Of course, given the existence of backtracking readings of counterfactuals, no one should suppose that this connection between causation and counterfactuals obtains on all readings. But the objector can insist that it obtains on some important readings, including those we have been focusing on.

Notes

30.

Given that Lewis is also the most prominent defender of a theory of causation on which counterfactual dependence is sufficient for causation, how can he possibly reconcile his embrace of short-range backward counterfactual dependence with the denial of backward causation? His strategy turns on two of his other commitments: (i) the rejection of Conditional Excluded Middle (the schema ‘Either if it were that P, it would be that Q, or if it were that P, it would be that not-Q’) and (ii) his sparse account of events, according to which many propositions are not necessarily equivalent to the occurrence of any event:

That is not to say, however, that the immediate past depends on the present in any very definite way. There may be a variety of ways the transition might go, hence there may be no true counterfactuals that say in any detail how the immediate past would be if the present were different. I hope not, since if there were a definite and detailed dependence, it would be hard for me to say why some of this dependence should not be interpreted—wrongly, of course—as backward causation. (Lewis 1979, 40)

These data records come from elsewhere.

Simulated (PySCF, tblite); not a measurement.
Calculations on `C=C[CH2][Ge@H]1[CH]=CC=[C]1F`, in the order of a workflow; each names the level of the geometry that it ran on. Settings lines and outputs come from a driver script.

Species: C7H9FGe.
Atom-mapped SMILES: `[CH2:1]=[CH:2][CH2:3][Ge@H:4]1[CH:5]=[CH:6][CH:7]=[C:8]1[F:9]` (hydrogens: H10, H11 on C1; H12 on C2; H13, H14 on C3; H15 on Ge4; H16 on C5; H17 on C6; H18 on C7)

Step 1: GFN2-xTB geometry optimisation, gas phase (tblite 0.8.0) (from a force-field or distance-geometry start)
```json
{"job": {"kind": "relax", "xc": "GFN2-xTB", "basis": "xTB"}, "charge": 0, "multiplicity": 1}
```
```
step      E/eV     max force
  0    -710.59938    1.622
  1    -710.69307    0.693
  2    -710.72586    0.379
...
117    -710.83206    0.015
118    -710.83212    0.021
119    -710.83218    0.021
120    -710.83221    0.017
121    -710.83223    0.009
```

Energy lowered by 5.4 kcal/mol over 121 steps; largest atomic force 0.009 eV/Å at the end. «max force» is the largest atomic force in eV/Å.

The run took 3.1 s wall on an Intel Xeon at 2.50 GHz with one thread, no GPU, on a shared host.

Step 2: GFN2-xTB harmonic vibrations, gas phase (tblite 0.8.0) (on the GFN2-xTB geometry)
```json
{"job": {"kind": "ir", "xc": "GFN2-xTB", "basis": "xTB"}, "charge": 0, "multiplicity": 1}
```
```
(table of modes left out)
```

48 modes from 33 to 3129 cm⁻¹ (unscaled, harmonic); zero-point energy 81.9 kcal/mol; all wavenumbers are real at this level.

If this strategy for blocking backward causation worked for Lewis, there is no obvious reason why it should not work just as well for proponents of Laws. However, I can't see how Lewis's hope could be justified given his own account of counterfactuals, according to which the closest worlds are those with the latest possible small miracle. Suppose a bomb explodes at t (an event), and the flimsy building it is in collapses (another event). There are presumably worlds that diverge from actuality by a small miracle just before t where neither event occurs. But for a small miracle to lead to a world where the explosion occurs without the collapse, the miracle may well need to be considerably earlier, since it takes a while to move a bomb or shore up a building. On Lewis's theory, this is sufficient for it to be true that if the collapse hadn't occurred, the bomb wouldn't have exploded.

Notes

31.

The “big miracle” view seems to be implied in Jackson (1977). It is explicitly defended by Glynn (2013).

Notes

32.

For a more elaborate version of this argument, see the discussion of “bumps” in Bennett 2003, sec. 79.

Notes

33.

On one version of the view, the relevant possible worlds would discontinuously splice together the prenoon segment of the actual world with the postnoon segments of unremarkable, nomically possible worlds where I walk to the car in the usual way.

Notes

34.

Giving up the sufficiency claim need not mean giving up the project of analyzing causation in counterfactual terms. For one thing, such analyses could be framed using interpretations of counterfactuals distinct from the “standard” ones that we have been concerned with. For another, most recent attempts to analyze causation in counterfactual terms (for example, Hitchcock 2001) end up testing for causation using arrays of counterfactuals with quite complex antecedents, which vary the putative cause while also explicitly holding fixed many other facts about relevant parts of the world. There is no obvious reason to expect analyses with this structure to vindicate the sufficiency claim.

Notes

35.

For various developments of this theme, see Price (1996), Field (2003), and Norton (2007).

Notes

36.

The argument here and in the rest of the present section amplifies the brief presentation in section 3.2 of Dorr and Hawthorne 2014.

Notes

37.

On some views of propositions, we will be able to grasp and express these complex propositions under certain odd guises. Suppose we introduce a new predicate ‘actualistic’ by stipulating that it should express whatever intrinsic profile is instantiated by the first million-year segment of the history of our universe. On the views in question, ‘The initial million-year segment is actualistic’ will end up expressing a history-proposition that nomically necessitates all truths (assuming determinism). But this does not lead to counterfactuals of the problematic sort. If history had been different, ‘actualistic’ would have expressed a different property; so if our protagonist's only way of believing the relevant history-proposition goes by way of this predicate, he or she would still have had true beliefs even if history had been slightly different.

Notes

38.

Arguments of the present sort can, of course, be used to support the counterfactual robustness of simple truths about the past. This has some controversial consequences when combined with the counterfactual robustness of the laws. For example, suppose that the initial state of the universe was mirror symmetric (a simple truth) and that the deterministic laws are parity invariant, so that the universe remains symmetric forever. If we hold these simple truths fixed, we will have to endorse many counterfactuals to the effect that if we had done such-and-such, our mirror counterparts would also have done such-and-such. Given the apparent lack of causal relations between mirror counterparts, these counterfactuals are controversial, especially if we make the further stipulation that the symmetry of the initial state was nomologically contingent. (Note that proponents of Humean accounts of lawhood might regard this stipulation as inconsistent.) Nevertheless, my inclination is to follow the arguments where they lead, and chalk the case up as another counterexample to the sufficiency of counterfactual dependence for causation.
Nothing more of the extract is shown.